The Economic Survey has asked the government to move to a system of direct transfer of subsidies for a targeted population, as the impact of product-based subsidies given for fertiliser production and use, foodgrain, diesel and kerosene is questionable. It also presses for decontrol of prices, saying it is a mistake to couple a subsidy scheme with price control.
As a proportion of GDP, major subsidies rose from 1.6 per cent in 2003-04 to 2.2 per cent in 2008-09 (provisional) and were budgeted at 1.7 per cent in 2009-10. Almost 92 per cent (Rs 96,740 crore) of the major subsidies in non-Plan expenditure in 2009-10 were used between April and December.
The 2009-10 Budget announced moving towards a nutrient-based subsidy regime for fertiliser, culminating in direct cash transfers and the setting up of an expert body to advise on a viable and sustainable system of pricing for petroleum products. Though fertiliser prices have been constant since 2002, the government gave a whopping Rs 76,606 crore in 2008-09 to the sector and though it’s expected to be lower this year, this subsidy remains large.
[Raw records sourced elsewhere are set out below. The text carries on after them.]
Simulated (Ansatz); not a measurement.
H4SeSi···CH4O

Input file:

In the case of food, the survey calls for the gradual removal of Public Distribution System (PDS) outlets by directly handing over the subsidy to households through coupons worth a particular amount to buy food from a store of choice. It talks about distribution of imported pulses and edible oils through PDS at a subsidy of Rs 10 and 15 per kg to states. Similarly, fertiliser sellers who receive these coupons will be free to encash these at any bank, which, in turn, can give these coupons to the government and collect the cash.
The survey recommends working in tandem with the Unique Identification Authority of India to target a person’s particulars, including confirming income criteria, profession and related parameters.